It was only 19 days ago that we first met. We didn’t all know each other, and we weren’t entirely certain what we could achieve by meeting.
Previously in mid-May, as theatres and theatre companies were shifting from crisis meetings to survival meetings, the freelance community started to realise conversations were happening… but very much without them.
One of us went to the National Theatre and suggested that a conversation needed to be had with freelancers. The executive team at the NT were supportive, and went on to contact all the theatres in the London Theatre Consortium, (amongst whom there was already a cooperative ongoing dialogue), suggesting that they – NT included – meet with their freelancers. Each of the theatres in the Consortium gave space for freelancers to ask questions, raise concerns and talk about their hopes now and in the future.
From those discussions, it was agreed that one freelancer from each of the theatres would feed those separate conversations back into a central group made up of representatives from each theatre. That first meeting – of what would become the Freelancers Make Theatre Work team – happened on May 29th.
As we shared what was being talked about it rapidly become clear that communication was one of the most vital and missing pieces of the jigsaw. Everyone was talking about being in the dark. It was clear that it was necessary for the wider freelance community to be brought into the conversation. Key words that kept coming up were transparency, advocacy, fairness, connectivity….

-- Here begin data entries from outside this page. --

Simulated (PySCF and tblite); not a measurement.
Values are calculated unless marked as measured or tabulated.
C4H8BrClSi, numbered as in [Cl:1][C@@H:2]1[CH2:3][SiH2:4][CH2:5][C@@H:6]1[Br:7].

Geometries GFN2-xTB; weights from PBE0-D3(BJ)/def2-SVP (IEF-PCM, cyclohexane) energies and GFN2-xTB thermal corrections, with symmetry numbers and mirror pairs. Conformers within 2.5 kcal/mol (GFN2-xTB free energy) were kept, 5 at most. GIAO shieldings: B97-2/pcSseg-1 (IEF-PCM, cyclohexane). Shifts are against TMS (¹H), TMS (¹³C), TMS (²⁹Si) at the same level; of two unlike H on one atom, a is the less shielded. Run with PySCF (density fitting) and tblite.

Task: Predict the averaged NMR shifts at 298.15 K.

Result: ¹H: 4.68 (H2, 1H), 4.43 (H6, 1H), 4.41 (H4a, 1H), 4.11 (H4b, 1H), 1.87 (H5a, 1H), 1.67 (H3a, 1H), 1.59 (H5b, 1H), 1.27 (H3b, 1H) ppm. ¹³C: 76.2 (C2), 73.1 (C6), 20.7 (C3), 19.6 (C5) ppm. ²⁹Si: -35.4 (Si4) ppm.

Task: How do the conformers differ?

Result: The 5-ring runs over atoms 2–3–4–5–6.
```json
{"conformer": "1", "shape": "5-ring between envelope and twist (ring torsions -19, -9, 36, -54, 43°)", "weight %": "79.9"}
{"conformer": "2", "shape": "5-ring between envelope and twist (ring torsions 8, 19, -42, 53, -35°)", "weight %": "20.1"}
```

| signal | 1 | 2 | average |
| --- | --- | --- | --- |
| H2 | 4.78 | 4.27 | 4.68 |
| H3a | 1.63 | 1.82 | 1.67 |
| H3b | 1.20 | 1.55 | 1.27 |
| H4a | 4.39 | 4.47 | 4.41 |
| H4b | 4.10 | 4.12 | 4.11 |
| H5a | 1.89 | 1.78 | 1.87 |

We also had enough information to realise that time was, and is, of the essence. The shared spirit of this group has absolutely been to move quickly; but also with care. Generosity and listening are core values. We do need to be quick; but also careful. We were lucky that the group who first came together were pretty diverse and wide reaching and also made up of people who had volunteered to do the work. That made for an active and participatory group. We looked at each other and decided to move forward in this spirit.
The website was an immediate suggestion. A week later at our second meeting we had a template (Polly Bennett and Neil Austin are machines). The creation of the template encouraged us to discuss what we were really trying to do, how we might reach out and empower our community, how that community could find a voice and how the richness of the freelance world could become more visible. It was vital that we empowered our community to stand up and be seen (through our Instagram picture project); to campaign (we drew up an open letter to the Government and a template letter to send to MPs to add to the pressure on the Government); and to have access to a centralised information hub (on our website, which includes links to a range of news sources, professional resources and financial and mental health sources amongst other things).
There were so many fantastic conversations. An early idea was to call the site “We Make Theatre Work” but then who are “we” to claim ownership of us? “Freelancers” is much more collective. It speaks – hopefully – to us all. That’s the tightrope the site, and the team, walks: to share, to be collective, to avoid becoming another silo.
Most of those at that first meeting have become a loose steering group who are voluntarily and independently trying to find a way through this situation in a way that might bring hope to all of us. The group has a revolving door policy, that both allows each of us to give up only the time that we have, and enables the group to keep growing.
We have discussed areas where we don’t have enough representation and we will work on this. We have a brilliant political voice in Wales – we need to find that in Scotland. Amongst us are Black and Asian artists/creatives, but we are constantly thinking about who is not in the conversation, including freelance workers marginalised for their race or disability.
So, here we are, 19 days later, launching the collective, the website and our campaigns. Let us know, how we can best represent you.